New Red Wing Nick Leddy excited to add veteran presence to lineup
Detroit — Nick Leddy knows he has something to offer the Red Wings, and it's a valuable asset.
"A veteran presence," said Leddy, 30, who the Wings acquired Friday from the New York Islanders in exchange for forward Richard Panik, a second-round draft pick in next week's draft, and retaining half of Panik's $2.7 million salary ($1.375 million) and salary cap hit.
"It's a younger team, obviously, and I've been fortunate enough to be with some winning cultures. I really want to bring that to the Red Wings. I'm just excited for the opportunity.
"I'm just here to do my best every day and whether it's teaching younger guys or learning from them. For me, seeing a guy like Noah Dobson (a young Islanders defenseman) last year, so to take a younger guy under my wing is something I've tried to do and leading on the ice by example is kind of what I've been all about."
There's a good chance the Wings had some sort of veteran tutelage in my mind when they acquired Leddy, who could be a defensive partner for prospect Moritz Seider.

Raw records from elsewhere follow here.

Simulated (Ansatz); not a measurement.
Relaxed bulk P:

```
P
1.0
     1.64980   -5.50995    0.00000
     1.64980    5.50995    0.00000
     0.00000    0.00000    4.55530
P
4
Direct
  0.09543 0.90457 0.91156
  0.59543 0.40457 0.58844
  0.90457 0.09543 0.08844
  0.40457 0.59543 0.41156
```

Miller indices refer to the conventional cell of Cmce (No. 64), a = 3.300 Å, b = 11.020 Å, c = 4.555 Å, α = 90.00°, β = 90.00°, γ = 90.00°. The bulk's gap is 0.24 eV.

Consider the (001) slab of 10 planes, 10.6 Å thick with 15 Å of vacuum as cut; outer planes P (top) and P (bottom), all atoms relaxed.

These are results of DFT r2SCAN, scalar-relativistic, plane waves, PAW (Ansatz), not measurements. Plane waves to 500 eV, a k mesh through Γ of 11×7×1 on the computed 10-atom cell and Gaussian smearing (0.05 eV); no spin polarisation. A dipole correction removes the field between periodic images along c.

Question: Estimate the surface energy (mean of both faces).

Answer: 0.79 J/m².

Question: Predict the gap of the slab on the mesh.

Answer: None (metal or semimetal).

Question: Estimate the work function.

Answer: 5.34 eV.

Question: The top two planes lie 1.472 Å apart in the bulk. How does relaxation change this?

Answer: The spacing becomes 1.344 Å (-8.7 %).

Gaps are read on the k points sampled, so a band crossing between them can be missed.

Leddy's offensive, mobile game on the ice could blend well with Seider, and Leddy has had similar roles with the Islanders.
"I haven't seen much of him, but I would definitely look forward to mentoring him and teach him what I can," Leddy said Sunday on a Zoom call with reporters. "I'm excited to learn from him, too."
An 11-year pro, Leddy spent his first four years in Chicago and the last seven with the Islanders. Leddy played all 56 games in the shortened, compressed season this year with two goals, 29 assists and a minus-3 rating. In the playoffs, Leddy played 19 games with six assists and a plus-2 rating.
Leddy was a steady part of the Islanders' lineup, especially the last two seasons as they reached the Final Four of the NHL before being eliminated by the eventual Stanley Cup champion Tampa Bay Lightning both times.
But with salary cap constraints, a need to shed salary and protected list issues with the expansion draft, Leddy was a good bet to leave Long Island.
"When you get traded it's a shock," Leddy said. "But it's the uncertainty that's the worst part for me and honestly anyone in this situation. But it's a business and it's just kind of how it goes sometimes.
"It doesn't change my approach (coming to a rebuilding Red Wings team). It's just all about winning games and I'm here to do to that."
The Islanders' power play was 20th last season (18.8%), noticeably better than the Wings' anemic attack (30th, 11.4%). One of Leddy's attributes is the ability to run a power play, and he feels he can help that part of the Wings' game.
"That's definitely a goal," Leddy said. "Wherever I can help, trying to elevate things or a certain style, definitely."
Leddy has one year left on his contract with a $5.5 million salary cap hit, the final season of a seven-year, $38.5 million deal. If the Wings fall out of the playoff picture, there's a good chance Leddy could become bait at the trade deadline and the Wings could recoup, at least, the draft pick they gave the Islanders.
But that's a long way in the future, and for now, Leddy is eager for the new start in his hockey life.
Leddy played with forward Frans Nielsen and goaltender Thomas Greiss when those two current Wings were also Islanders, and Leddy has gotten to know Dylan Larkin over the years.
"Nothing but good things," Leddy said, when asked what Nielsen and Greiss told him about the Wings' organization. "They texted me the day I got traded, Friday, and they said nothing but great things about the organization. The big thing was just welcoming me. This is a change, but I'm excited to be here and I'm really looking forward to this opportunity."